Nuclear developments in the UK

British Energy, with over 6000 employees and eight nuclear power stations, is the largest electricity generator in the UK. On Thursday, 23 October, Dr Nigel Knee of British Energy, and also a graduate of Bristol University, gave a fascinating and comprehensive lecture on the future of the nuclear power industry in the UK.

The UK’s oil and gas reserves are in decline; bearing this in mind, Dr Knee presented convincing economic and environmental arguments for the viability of nuclear power. The relative cost of nuclear power is comparable to gas, although it is still more expensive than coal. Nuclear power generation itself does not produce CO2. Dr Knee showed a fuel rod, about one metre long and three centimetres in diameter, and astonished the audience by explaining that it would be sufficient fuel to power the average home for 60 years – the equivalent of 80 tonnes of coal. As the first and second generation fleets of nuclear reactors, built in the 1960s and 1980s are approaching retirement they require increasing maintenance and nuclear power is in desperate need of rejuvenation. Accepting that all the options need to be considered, and that reducing energy inefficiency is also important, nuclear power was presented as a good solution to the predicted shortfall in energy.

Dr Knee outlined many of the practical considerations necessary for the development of new nuclear power stations, including government support. First, the type of station needs to be considered. Currently three designs are in contention, with the most likely from Franco-German company AREVA. Plants of this type have been successfully used in France – a country that produces 80% of its power from nuclear energy. Dr Knee then sensitively dealt with the contentious issue of location.

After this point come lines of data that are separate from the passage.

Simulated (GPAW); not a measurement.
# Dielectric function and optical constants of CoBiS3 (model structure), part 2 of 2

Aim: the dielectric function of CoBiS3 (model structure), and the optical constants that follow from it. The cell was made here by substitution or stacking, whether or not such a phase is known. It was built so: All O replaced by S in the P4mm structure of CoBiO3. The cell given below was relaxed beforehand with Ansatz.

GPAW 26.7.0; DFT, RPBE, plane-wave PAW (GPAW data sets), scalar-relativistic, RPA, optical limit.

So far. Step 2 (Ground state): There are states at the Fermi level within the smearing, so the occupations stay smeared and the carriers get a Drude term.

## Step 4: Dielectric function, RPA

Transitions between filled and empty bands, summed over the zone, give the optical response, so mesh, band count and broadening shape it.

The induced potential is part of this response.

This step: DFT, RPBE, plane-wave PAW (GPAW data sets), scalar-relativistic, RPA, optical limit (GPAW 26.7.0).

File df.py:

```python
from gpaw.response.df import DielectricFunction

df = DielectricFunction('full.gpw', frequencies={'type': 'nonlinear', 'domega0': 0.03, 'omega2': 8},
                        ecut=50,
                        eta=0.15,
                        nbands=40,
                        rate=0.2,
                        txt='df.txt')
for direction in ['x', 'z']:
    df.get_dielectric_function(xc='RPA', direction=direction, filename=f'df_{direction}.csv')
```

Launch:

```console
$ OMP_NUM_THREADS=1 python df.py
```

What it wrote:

The most probable locations are those that are close to existing plants as they are already connected to the national grid, have large water supplies for cooling and are close to communities who are acclimatised to, and even economically dependent on the power stations. Finally, Dr Knee quickly dispelled rumours that there were insufficient technical skills to develop nuclear power. He explained that many of the maintenance skills were transferable and that many other construction roles are very similar to conventional civil and mechanical engineering jobs. In conclusion, it was clear that Dr Knee felt that nuclear power is the future for power production in the UK. If current proposals are successful we would see the first stations open in 2017.